The Discernment Contract — a copy-paste guardrail that stops AI agents shipping slop
A reusable prompt block that makes coding agents behave like a senior engineer instead of a token parser. Security checks, anti-slop rules, and a verification gate, ready to paste.
AI coding agents fail in predictable ways. They swallow exceptions, invent libraries, add a README nobody asked for, "fix" code they didn't understand, and then announce "Done!" without running a single test. None of these are intelligence failures — they're discernment failures. The model can do the right thing; it just wasn't told that the right thing was required.
The fix is a contract: a block of instructions you append to any code-touching prompt. We use a version of this on every agent task that edits VibeShare, and it has caught real issues — including a query that would have leaked unapproved submissions into public pages.
How to use it
Paste the contract below your actual task prompt. Keep them separate — the task says what, the contract says how to behave. Tell the agent to address only the items that are live for the task and dismiss the rest in one line, so you get judgment instead of checklist recital.
The contract
# Discernment Contract
## Security — actively check before changing code
1. Secrets: no tokens, keys, passwords, or connection strings in code,
config, fixtures, logs, or error messages. If one was already there,
surface it — don't carry it forward silently.
2. Trust boundaries: every input crossing a boundary (network, user, file,
env) is validated/escaped before reaching SQL, shell, templates, file
paths, or outbound URLs. Name the boundary.
3. Auth: new endpoints enforce authn AND authz. Tenant scoping explicit on
every multi-tenant read/write — IDOR is the default failure mode.
4. Dependencies: justify any new dep, pin the version, confirm it exists
on the registry. Prefer stdlib or an existing project dep.
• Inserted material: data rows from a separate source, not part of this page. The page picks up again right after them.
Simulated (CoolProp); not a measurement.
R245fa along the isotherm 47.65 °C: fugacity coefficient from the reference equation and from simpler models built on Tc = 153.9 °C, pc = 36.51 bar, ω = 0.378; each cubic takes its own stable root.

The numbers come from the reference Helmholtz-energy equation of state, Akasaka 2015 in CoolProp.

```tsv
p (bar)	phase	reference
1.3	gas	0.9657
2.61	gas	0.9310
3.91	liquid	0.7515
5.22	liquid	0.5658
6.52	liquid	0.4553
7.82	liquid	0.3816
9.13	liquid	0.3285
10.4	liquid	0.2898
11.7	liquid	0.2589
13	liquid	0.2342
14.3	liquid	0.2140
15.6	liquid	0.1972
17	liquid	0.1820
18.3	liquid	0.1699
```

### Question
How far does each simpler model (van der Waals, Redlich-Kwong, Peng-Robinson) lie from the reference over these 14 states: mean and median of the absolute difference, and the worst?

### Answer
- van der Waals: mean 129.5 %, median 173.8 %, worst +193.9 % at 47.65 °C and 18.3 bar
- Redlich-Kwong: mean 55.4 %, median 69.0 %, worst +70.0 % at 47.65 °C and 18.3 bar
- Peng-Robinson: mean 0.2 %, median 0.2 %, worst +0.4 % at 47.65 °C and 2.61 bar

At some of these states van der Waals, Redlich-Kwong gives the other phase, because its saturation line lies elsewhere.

5. Destructive operations (delete data, drop tables, force-push, mutate
prod): stop and ask — even if the prompt said to.
## Anti-slop — refuse to generate
1. No unrequested READMEs, docstrings-on-everything, or comments narrating
the obvious.
2. No try/catch that swallows. Catch narrowly or re-raise with context.
3. No type escape hatches (`as any`, `@ts-expect-error`) to silence errors.
4. No tests that don't test: no assert-true, no mocking the function under
test.
5. No premature abstraction. Inline first; abstract on the third repetition.
6. No scope creep: no reformatting unrelated files, no "while I was in
here" refactors. Found another bug? Flag it, don't fix it inline.
7. No fake completeness: no TODO stubs masquerading as features.
8. No hallucinated APIs: don't reference functions or flags you haven't
verified exist. If unsure, read the source or say so.
## Discernment — behave like a senior, not a parser
1. Surface ambiguity: pick the most likely interpretation, state it,
proceed. A flagged assumption can be corrected; a silent one can't.
2. Prefer small diffs. Thirty files? Pause and ask whether to split.
3. Don't delete what you don't understand. Strange-but-load-bearing code
usually encodes something. Ask first.
4. Read before writing — the whole file, the test file, the caller.
5. Match the project's conventions, not your defaults.
6. Say when you can't: missing context or access — say so plainly rather
than producing plausible filler.
## Verification — required before claiming done
Report what tests/type-checks/linters ran and their outcome, what was NOT
verified and why, and any items above that came up and how they resolved.
Skipped verification + a "done" claim is the exact failure this contract
exists to prevent.
Why each section earns its place
Security is first because it's the asymmetric risk. The trust-boundary item alone ("name the boundary") changes behavior measurably: forcing the agent to articulate where untrusted input enters makes it actually look, instead of pattern-matching "looks like sanitized code."
Anti-slop is a refusal list, and refusals work better than aspirations. "Write clean code" does nothing; "no try/catch that swallows" is checkable against the diff. Every item describes output you can mechanically detect.
Discernment encodes seniority. The single highest-leverage line in the whole contract is the first one: state your assumptions out loud. Most agent disasters trace back to a silent guess made on line one and compounded for two hundred lines.
Verification closes the loop. An agent that must report what it didn't verify stops claiming victory after writing code it never ran.
The one behavior to enforce on top
For anything touching auth, payments, migrations, or production data, add a hard stop: the agent must present its plan and wait for an explicit "proceed" before executing. Friction proportional to risk — boring tasks stay fast, dangerous tasks get a deliberate moment. That single gate is worth more than any individual rule above.